Now, I don't quite see how the last equality holds. I am not sure what to do with the differential operators in my commutator. Normally I'd try something along the lines of:

$$[\partial_x \phi(x),\psi(y)] = \partial_x[\phi(x),\psi(y)] + [\partial_x,\psi(y)]\phi(x) = \partial_x[\phi(x),\psi(y)] + 0$$

Where the second term vanishes as all derivatives are in $x$. But if I try to do a similar thing here I get something like:

$$\left[\nabla\cdot \vec{A}(\vec x) , \nabla \cdot \vec{E}(\vec y) \right]=\nabla\cdot\left[ \vec{A}(\vec x) , \nabla \cdot \vec{E}(\vec y) \right] =\nabla_y\cdot \left(\nabla_x \cdot\left[ \vec{A}(\vec x) , \vec{E}(\vec y) \right]\right) $$ (I put the subscripts in the last line so it;s clear which operator acts on which variable)
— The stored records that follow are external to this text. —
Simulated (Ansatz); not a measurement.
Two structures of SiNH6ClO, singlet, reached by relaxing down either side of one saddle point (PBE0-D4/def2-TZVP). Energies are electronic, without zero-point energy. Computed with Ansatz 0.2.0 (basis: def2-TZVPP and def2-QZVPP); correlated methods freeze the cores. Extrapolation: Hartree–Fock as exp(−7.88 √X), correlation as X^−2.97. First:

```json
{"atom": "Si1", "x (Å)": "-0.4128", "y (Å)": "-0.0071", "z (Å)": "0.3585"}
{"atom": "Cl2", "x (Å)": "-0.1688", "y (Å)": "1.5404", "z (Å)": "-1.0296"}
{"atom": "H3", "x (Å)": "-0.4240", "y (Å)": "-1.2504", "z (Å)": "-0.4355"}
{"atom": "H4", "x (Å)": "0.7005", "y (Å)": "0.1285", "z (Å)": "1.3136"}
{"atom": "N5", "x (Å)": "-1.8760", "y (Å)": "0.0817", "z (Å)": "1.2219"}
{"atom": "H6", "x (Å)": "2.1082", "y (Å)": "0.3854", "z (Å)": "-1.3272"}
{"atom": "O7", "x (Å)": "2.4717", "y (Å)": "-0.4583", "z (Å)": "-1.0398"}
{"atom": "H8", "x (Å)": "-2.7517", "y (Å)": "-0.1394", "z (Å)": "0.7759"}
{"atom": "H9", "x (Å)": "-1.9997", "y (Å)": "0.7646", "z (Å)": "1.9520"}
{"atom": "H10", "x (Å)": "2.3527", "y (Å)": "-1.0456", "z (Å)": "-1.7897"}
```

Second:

And clearly something goes wrong when I try to pull out the second divergence operator. Where am I going wrong with this? Thanks for your time!

Answer 1

If you are to have $$ \left[A_i(\vec x),\,E^j(\vec y) \right] = i\delta^j_i\delta(\vec x-\vec y) $$ and $\nabla\cdot A=\nabla\cdot E=0$, then you must also have $$ \begin{aligned} i\nabla_x^j\delta(\vec x-\vec y)&=i\nabla^i_x\delta_i^j\delta(\vec x-\vec y) \\&=\nabla^i_x\left[A_i(\vec x),\,E^j(\vec y) \right] \\&=\left[\nabla^i_xA_i(\vec x),\,E^j(\vec y) \right] \\&=\left[0,\,E^j(\vec y) \right] \\&=0 \end{aligned} $$ a contradiction.

The only "non-trivial" step in the manipulation above is $\nabla^i_x\left[A_i(\vec x),\,E^j(\vec y) \right]=\left[\nabla^i_xA_i(\vec x),\,E^j(\vec y) \right]$. Convince yourself that it is a correct manipulation (because the $\nabla_x$ only acts on functions of $x$, as indicated by the subscript).

Note that for this argument, we only used $\nabla\cdot A=0$. We didn't even need to use the second condition, $\nabla\cdot E=0$, to arrive at a contradiction.